The Party of Affordable Housing
Last year’s Ohio Housing Conference, cosponsored by the Ohio Housing Finance Agency (OHFA) and Ohio Capital Corporation for Housing (OCCH), for better or worse, occurred during the 2016 national elections, with the housing policy plenary taking place the morning after the election results were announced. (Thanks again to our panelists Michael Novogradac, Paul Weech and Bill Faith who had to rewrite their comments based on the unexpected results.)
To the thousand or more people in the room, who I am sure like the rest of America, were divided in their happiness or displeasure with the presidential election results, I stated that whatever our political differences were, we were all members of the Party of Affordable Housing.
Now that the new reality of a President Trump, his cabinet and leadership in the House and Senate are set, what does the future hold for the Party of Affordable Housing? There are certainly risks but also some opportunities. Though it is very early and much is unknown, let’s look at likely developments.
- Domestic spending and federal appropriations for housing and community development. No way to sugar-coat it, the HUD budget, along with all domestic spending, will be under incredible pressure as tax cuts, increased military spending and an infrastructure initiative collide with deficit hawks in Congress. As has been the case for years, the increasing portion of the HUD budget dedicated to Section 8 project-based subsidies competes with CDBG, HOME and others in a budget control cap and sequester environment. It is not fair, but it is what it is. And public housing, never fully funded to address capital and operating needs, will be at risk too. Hopefully the Rental Assistance Demonstration (RAD) Program will continue and grow since it is the only low cost/no cost way to address the ballooning backlog of capital needs of the public housing portfolio.
- Tax Reform. Corporate and individual tax reform will be fast-tracked. It has been 30 years since the last major overhaul of the tax code. The Tax Reform Act of 1986 gave us the Low Income Housing Tax Credit Program, now the major federal multi-family affordable housing production program. How will LIHTC fare in tax reform? We can take NOTHING for granted but there appears to be significant support for the program on tax writing committees. But even if this critical program survives, we need to be aware of the following:
- A reduction in the corporate tax rate dilutes the value of the credit since corporate investors price passive losses into their LIHTC investment. The lower the tax rate, the lower the investment for the same amount of credits. Indeed, since the election, the anticipation of tax reform has disrupted the LIHTC equity market with economic investors pulling out and many CRA motivated banks pausing or repricing deals by 10-12 cents. This increases the need to pass the Cantwell-Hatch bill which would increase credits by 50%. Some of that 50% is needed to replace the capital lost through a reduction in the corporate rate. Increased interest rates and constructions costs are not helping either.

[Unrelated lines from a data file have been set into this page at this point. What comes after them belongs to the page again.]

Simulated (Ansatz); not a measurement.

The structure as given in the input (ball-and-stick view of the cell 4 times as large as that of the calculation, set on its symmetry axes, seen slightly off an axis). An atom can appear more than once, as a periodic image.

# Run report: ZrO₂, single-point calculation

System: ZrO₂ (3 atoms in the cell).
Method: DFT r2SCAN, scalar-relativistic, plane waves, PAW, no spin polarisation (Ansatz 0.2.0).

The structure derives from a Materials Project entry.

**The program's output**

- If the LIHTC program survives will there be technical changes made that unintentionally gut it? A tax reform policy paper issued by then Ways and Mean Chair Dave Camp preserved the program, while other credits did not, but contained significant alterations that would have greatly harmed the program.
- What will happen with Historic Tax Credits and New Market Tax Credits? At OCCH we work on many combined LIHTC and HTC projects in Cincinnati, Cleveland and other Ohio cities in transformative neighborhood developments.
OK fellow members of the Party of Affordable Housing, now that we have got the two biggies (spending and tax policy) out of the way, let’s talk about some other factors that will affect us.
- Community Reinvestment Act (CRA). Again, take NOTHING for granted, but in all of this talk about rolling back or amending Dodd-Frank, there seems to be little discussion about attacking CRA. On the wish list of regulatory relief banks have, amending CRA is not a high priority and to be fair many banks embrace, at varying levels, their CRA obligations. This is very important because as public capital is reduced, access to private capital is essential for our business.
- Certified Community Development Institutions (CDFIs). CDFIs are leveraging huge amounts of private capital around the nation. OCCH’s CDFI affiliate, Ohio Capital Finance Corporation, has -loaned over $400 million. The federal CDFI Fund within the Treasury Department makes grants and NMTC awards to CDFIs. In addition, they administer the Fannie/Freddie funded Capital Magnet Program. How will this agency and this program fare in a new administration?
- Government Sponsor Enterprise (GSE) Reform. Since the financial meltdown, there have been numerous proposals to restructure Fannie Mae and Freddie Mac. Will this finally happen? And what will happen to the National Affordable Housing Trust Fund which, like the Capital Magnet Fund, currently receives it money from these two GSEs.
All of the above items relate to existing agencies, programs and regulations. But we are potentially looking at a seismic shift that can and will result in big changes on the ways decision makers in power address issues of poverty and inequality, including housing. Speaker Ryan, in particular, has led an effort to lay the policy framework for a way forward titled “A Better Way”. If you have not done so, you should visit his website: http://abetterway.speaker.gov/.
Major themes of this document and other discussions include:
- The primacy of a job as a path out of poverty
- Eliminating current policies that discourage work and institute new policies that reward individuals as they become employed
- Align housing and TANF programs for families that can work
- Increase opportunity with increased portability of housing assistance as families move to where the jobs are
- Empowering residents
- Accountability and evidence based programs
This will be the new vocabulary in housing policy for the next few years, and I believe represents opportunities for certain initiatives that tap into these strains of thought. As a wise man once told me, fellow party members, “Democrats bring money, Republicans bring demonstration programs”. And we definitely need to be open to new ways of doing things given the huge need with the admission that the status quo of programs is not perfect.
Another phrase we must add to our vocabulary is “housing as infrastructure” as we try to correctly position our housing stock as a critical part of America’s infrastructure. Housing rehabilitation and reconstruction is job-creating activity that fits well with the reconstruction of our bridges and roads.
There are many smarter than me on these issues. I am not a Washington lobbyist but run a small nonprofit in Columbus, Ohio. As is elsewhere discussed within the email blast, OCCH had the best year in our 27- year history in terms of funds raised and invested and other mission-related activities including lending through Ohio Capital Finance Corporation, property management and supportive services through Community Properties of Ohio, and philanthropy through Ohio Capital impact Corporation.
Thanks to our many partners who, whether they know it or not, are also members of the Party of Affordable Housing. And with our Party, the real works starts after each election.
Looking forward to working with you in 2017!!!